Strangely Familiar


1. The Metropolis and Mental Life

George Simmel (1858–1918, German sociologist, philosopher, and critic)

The key point of this essay is that the changing environment of metropolis, division of labor, and its size, influence the mental model that people react to the stimuli, including punctuality, calculability, and reserve. And especially:

bla·sé /blɑˈzeɪ/ adj. unimpressed or indifferent to something
because one has experienced or seen it so often before

I am sitting in the Manhattan office, laughing my tears out reading this.

A few years ago, before I moved to New York City, I was hooked by the sci-fi Ender’s Game. The story is told from Ender’s point of view, the little boy and the main character. Ender is the military genius in the training camp, and he gets upgraded to a more advanced team frequently. He has a very cool headed analytical strand of thought each time he shifts to a new team. Rational, indifferent, and efficient. I loved it.
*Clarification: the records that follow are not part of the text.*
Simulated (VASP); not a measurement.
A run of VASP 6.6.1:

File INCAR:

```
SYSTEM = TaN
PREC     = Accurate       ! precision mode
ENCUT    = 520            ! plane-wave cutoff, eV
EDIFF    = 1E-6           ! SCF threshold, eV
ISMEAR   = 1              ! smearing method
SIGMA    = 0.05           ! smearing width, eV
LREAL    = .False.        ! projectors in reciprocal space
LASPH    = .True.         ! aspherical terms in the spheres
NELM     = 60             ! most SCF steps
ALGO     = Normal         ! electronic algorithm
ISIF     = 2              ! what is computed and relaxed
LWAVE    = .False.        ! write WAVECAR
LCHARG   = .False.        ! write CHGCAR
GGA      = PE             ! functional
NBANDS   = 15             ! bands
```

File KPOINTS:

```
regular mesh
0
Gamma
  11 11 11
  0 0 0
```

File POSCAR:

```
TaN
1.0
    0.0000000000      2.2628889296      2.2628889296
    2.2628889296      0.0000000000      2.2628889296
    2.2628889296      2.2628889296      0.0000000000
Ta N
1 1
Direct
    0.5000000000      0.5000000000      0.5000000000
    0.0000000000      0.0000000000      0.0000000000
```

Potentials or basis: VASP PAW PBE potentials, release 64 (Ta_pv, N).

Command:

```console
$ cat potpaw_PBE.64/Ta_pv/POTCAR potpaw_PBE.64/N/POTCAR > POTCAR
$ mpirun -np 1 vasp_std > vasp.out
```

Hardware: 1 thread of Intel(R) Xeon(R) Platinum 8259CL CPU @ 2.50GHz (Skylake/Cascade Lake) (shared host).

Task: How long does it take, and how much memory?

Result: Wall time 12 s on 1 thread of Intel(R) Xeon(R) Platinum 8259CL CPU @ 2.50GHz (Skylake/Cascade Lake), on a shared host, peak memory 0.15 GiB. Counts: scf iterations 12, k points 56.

Ender says he doesn’t take any personal belongings, whatever defines him is within his head. He gets a new set of uniform each time he moves, then he accomplishes what he needs to, then he moves on. He spends a lot of time in solitude, reading, observing, practicing, and developing the skills that no one could take away from him.

I resonated so much with the story because I relate so much to the frequent moving experience.

Investing emotional energy and time on people and relationships is not optimal for people who changes their place of residence very frequently. As soon as you move, what you have invested in the relationships suffers a great loss. You cannot take the trust and closeness away with you, despite all the advances in communication technologies.

The number of people in this frequent moving situation is increasing incredibly due to globalization. It happens so often that you don’t feel the pain anymore. Farewell becomes redundant. Saying goodbye becomes lighter.

Mentally, we adjusted to this continuously fast-changing life, for better or worse.

And in metropolitan areas, this moving happens everyday. People shift in and fade out always. Strangers, friends, passers-by. All busy with their own agenda and allowing that freedom and not getting too attached have become a most basic etiquette when socializing.

Because there is always another opportunity of interacting with another person just near the corner, literally; because there are so many different options available for each purchases; because there are almost limitless new things to see and try; because there is no boundary that limit the scope of actions, the state of mind is changed.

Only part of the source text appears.